This is not cruelty. It comes from real practical necessity in families where resources are stretched and every person who can contribute, should. The eldest is usually the first one capable, which makes them the first one called. By the time the younger siblings are old enough to help, the eldest has already been carrying for years and the pattern is set.

A researcher who spent time studying Malaysian family dynamics wrote that in lower-income households, the role of the eldest child often overlaps significantly with what in other contexts would be considered a co-parent, managing younger siblings, translating adult information to family, serving as a buffer between stressed parents and an uncertain world. This is not uncommon. It has just never been named as a thing that might leave a mark.

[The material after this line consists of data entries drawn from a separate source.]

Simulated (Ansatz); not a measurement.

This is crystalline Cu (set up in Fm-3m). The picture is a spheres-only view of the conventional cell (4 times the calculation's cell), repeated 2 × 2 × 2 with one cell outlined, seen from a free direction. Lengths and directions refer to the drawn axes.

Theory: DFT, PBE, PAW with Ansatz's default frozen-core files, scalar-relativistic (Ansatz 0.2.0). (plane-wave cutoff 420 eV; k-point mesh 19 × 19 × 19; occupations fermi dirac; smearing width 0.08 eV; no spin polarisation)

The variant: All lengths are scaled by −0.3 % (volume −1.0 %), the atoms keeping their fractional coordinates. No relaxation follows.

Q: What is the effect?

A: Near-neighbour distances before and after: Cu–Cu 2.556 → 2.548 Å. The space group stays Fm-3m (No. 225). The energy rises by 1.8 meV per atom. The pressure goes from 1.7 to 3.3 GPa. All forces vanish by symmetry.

What you give up is less obvious than what you gain. The eldest often achieves more, academically and professionally, partly from the responsibility, partly from necessity. But they also arrive at adulthood with a complicated relationship to their own needs. Wanting things for yourself can feel greedy when you've spent formative years aware of what other people in the house need. Resting can feel like abandoning a post.

There's a particular loneliness to it that the younger siblings don't always register. The eldest was figuring things out first, without a model, often pretending to more confidence than they had because someone needed to. The younger ones had a pathfinder. The eldest made the path.

This isn't a complaint on behalf of eldest children. Many carry what they carried with pride, and some of what they built through carrying it is real. The competence is real. The resilience is real.

But so is the cost of never quite having been just a child, unencumbered, let to figure yourself out before being handed someone else's needs to figure out first.

The contract was never signed. It was just understood. And like most things we never choose but simply absorb, it takes years to see it clearly enough to decide what to do with it.

Some people carry it forward without question. Some spend half their adult lives untangling what they actually want from what they were told was needed of them.

Both are understandable. Neither is wrong.